3. Suspecting collaboration with terrorists: Some criticisms directed at France go so far as to accuse it of conspiring with terrorist groups with the goal of further tightening its control over the Sahel countries. These criticisms arise from questions surrounding how to explain France’s failure to defeat the armed groups despite all its military and intelligence capabilities. In the mind of its proponents, this suspicion of collaboration incriminates the strategy that France publicly claims to follow to confront jihadist movements. This strategy—based on the tout sécuritaire (total security) approach that rejects the option of a political solution to address the crisis plaguing the Sahel countries—is accompanied by increasing terrorist attacks. How can France publicly reject negotiations with these armed groups—on the grounds that they are terrorists and there can be no dialogue with terrorism—while it is secretly collaborating with them?

In addition, in October 2022, the ruling regime in Mali complained to the UN, accusing France of arming terrorists and claiming that it had proof of this. Prior to this, in December 2019, video montages circulated on social media that tried to suggest that French forces supplied motorcycles to fighters from one of the terrorist groups in Mali. Despite denials from both the Malian and French armies, this did not prevent the growing popularity of this idea.

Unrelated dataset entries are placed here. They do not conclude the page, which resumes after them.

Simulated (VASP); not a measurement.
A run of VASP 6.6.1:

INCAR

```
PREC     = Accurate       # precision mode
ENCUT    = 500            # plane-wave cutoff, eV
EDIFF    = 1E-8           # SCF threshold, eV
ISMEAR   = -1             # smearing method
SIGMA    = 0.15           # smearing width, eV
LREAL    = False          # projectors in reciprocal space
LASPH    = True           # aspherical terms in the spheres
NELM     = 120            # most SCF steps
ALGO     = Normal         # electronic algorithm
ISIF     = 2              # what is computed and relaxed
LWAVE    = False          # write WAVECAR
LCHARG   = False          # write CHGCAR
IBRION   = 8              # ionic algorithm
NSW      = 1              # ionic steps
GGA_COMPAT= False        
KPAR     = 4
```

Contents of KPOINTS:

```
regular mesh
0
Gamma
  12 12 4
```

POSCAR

4. Evoking France’s colonial past: Anti-French propaganda attempts to strike at French credibility by showing the incoherency of its positions and categorizing them as double standards and double-speak. For example, under the pretext of respecting democratic values, France has questioned the legitimacy of the regimes arising from recent military coups in Mali and Burkina Faso, while recognizing Mahamat Idriss Déby as the president of Chad despite the fact that he also came to power by a military coup in April 2021. This raises questions about the reality of French support, which appears to be granted or withheld according to the regimes’ alignment with French interests.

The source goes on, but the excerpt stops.